It’s in the air this weekend.

The Barrie Amateur Radio Club switched on its field day at 2 p.m. Saturday and won’t switch off until 2 p.m. Sunday.

Ed Murray, the club’s public information officer, says this happens every year, on the last full weekend of June.

“Ham radio operators around North America, and some around the world, get together,” said Murray at Chappell Farms near Crown Hill, just outside Barrie. “It’s our chance to do a show-and-tell to the public how we use our equipment.

“It also gives us the opportunity to set up in an environment that’s not, like today, not very friendly.”

Saturday’s persistent rain kept the club members in tents, but it didn’t dampen their spirits.

“This is also an opportunity for us to get together as a group,” Murray said of the club, with membership numbering in the 60s. “It’s a lot of fun. It’s a great hobby.”
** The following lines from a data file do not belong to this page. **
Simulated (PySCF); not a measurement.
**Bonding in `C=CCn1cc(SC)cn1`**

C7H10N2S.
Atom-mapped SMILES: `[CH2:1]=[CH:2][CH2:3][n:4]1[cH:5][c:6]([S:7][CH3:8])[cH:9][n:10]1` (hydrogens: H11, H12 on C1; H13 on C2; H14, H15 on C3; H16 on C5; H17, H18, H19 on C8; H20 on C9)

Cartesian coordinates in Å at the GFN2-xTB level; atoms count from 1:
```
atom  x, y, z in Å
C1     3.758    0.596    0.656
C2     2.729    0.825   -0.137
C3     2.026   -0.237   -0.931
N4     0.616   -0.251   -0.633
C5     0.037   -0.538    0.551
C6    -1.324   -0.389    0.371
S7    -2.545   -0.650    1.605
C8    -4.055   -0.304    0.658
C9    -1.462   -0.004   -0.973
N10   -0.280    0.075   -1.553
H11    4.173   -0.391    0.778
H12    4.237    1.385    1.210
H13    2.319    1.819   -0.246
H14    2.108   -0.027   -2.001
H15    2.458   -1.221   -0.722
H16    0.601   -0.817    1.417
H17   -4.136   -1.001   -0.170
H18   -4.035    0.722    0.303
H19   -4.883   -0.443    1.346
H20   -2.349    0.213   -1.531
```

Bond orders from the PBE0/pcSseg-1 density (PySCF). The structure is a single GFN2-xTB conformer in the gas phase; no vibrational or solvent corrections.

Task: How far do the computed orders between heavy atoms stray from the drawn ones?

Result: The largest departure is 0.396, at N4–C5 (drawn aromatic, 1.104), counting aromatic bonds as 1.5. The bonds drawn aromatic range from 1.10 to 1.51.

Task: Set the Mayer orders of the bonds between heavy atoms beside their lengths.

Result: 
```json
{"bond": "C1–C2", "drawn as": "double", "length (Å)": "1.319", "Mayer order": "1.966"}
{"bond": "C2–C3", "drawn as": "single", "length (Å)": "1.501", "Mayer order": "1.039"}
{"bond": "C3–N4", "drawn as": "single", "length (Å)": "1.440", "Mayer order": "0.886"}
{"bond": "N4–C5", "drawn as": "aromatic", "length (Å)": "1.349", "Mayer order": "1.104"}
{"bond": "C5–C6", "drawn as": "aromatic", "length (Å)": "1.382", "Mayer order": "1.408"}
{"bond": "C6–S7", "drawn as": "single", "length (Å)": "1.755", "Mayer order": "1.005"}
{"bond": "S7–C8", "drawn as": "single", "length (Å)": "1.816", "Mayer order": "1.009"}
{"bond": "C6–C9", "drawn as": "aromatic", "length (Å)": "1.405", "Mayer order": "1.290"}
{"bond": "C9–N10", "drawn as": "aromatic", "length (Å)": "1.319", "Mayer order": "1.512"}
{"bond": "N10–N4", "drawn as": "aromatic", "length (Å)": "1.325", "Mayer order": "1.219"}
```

And the opportunities are endless with what’s called, officially, American Radio Relay League/Radio Amateurs of Canada Field Day.

“I’ve communicated with someone sitting in a park in Germany, with a portable radio on a picnic bench and that was because the conditions were just right,” Murray said. “You can talk about the weather, talk about the kind of equipment you have. Ham operators tend to shy away, most of us do anyways, from political conversations or critical information, anything like that.

“It’s just the fact you’ve actually reached out and talked to someone, somewhere out there, and it doesn’t matter where.”

Field day also allows the Barrie club members to practice rapid response, the rapid deployment of their antenna systems, which is part of the club’s mandate to help the community during an emergency.

“The city can activate us to help them move messages around,” Murray said. “Let’s say a tornado touched down and the infrastructure got wiped. The city would activate us or call us, we’re volunteers, we’d have our gear and we can provide voice communication or data communication.

“In other words sending emails through the air to help them move information back and forth without cluttering up their emergency frequencies.”

And the club tries to show young people just how much fun radio can be. Every year area Scouts have something called Jamboree in the Air in October. Last year club members went to Camp Wildman, in Tiny Township, and set up three radio stations throughout the campground for the Scouts to use.

Murray said Saturday that how the field day will go the rest of this weekend is up to the conditions.

“It’s depending on the weather and how the atmosphere behaves, because propagation is how your signals get out there,” he said. “They bounce, up, around, back and forth and it depends how far you (the signal) go,” he said.

This weekend ham radio operators will be listening for that signal, and responding.